My wife, Nancy, and I have been eating our own lettuce every day since late March. We planted some in our new cold frame last November and harvested it once regular freezing ended this spring.

Our effort to grow lettuce came about partly because we like it but mostly because our grandson, James, 7, told us that one of the few vegetables he will eat is “baby lettuce.” (Actually, he also eats cucumbers, red peppers, corn and baby spinach, but baby lettuce is easy to grow.)

We grow cut-and-come-again varieties, so we can continue cutting the same patch of lettuce over four to six weeks. It is easy to do.

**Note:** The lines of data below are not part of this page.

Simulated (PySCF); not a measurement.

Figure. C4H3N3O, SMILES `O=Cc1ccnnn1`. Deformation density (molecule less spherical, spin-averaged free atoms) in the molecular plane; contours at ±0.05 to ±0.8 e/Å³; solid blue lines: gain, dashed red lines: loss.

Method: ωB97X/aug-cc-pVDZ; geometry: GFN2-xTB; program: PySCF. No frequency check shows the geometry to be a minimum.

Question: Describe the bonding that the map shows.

If you don’t have a cold frame, sometime over the next couple of weeks is the last time that you can plant leaf lettuce and get a crop ready to cut until the ground freezes and/or the snow comes. It is worth the effort to have fresh, green vegetables coming all through the fall.

Take a spading fork and dig up a section of your garden, about 2 feet by 4 feet. Then smooth the soil with your hand. Sprinkle the lettuce seed over the soil so you have about 10 seeds in each square inch. Rub your hand over the seeds again.

Sprinkle on a little fertilizer – we use an organic 4-3-3 fertilizer (4 percent nitrogen, 3 percent phosphorous and 3 percent potassium). Now water heavily. After this, water the equivalent of an inch a week.

Once you have leaves that are about 2 inches long, start cutting and keep cutting until the lettuce stems get big or the snow comes.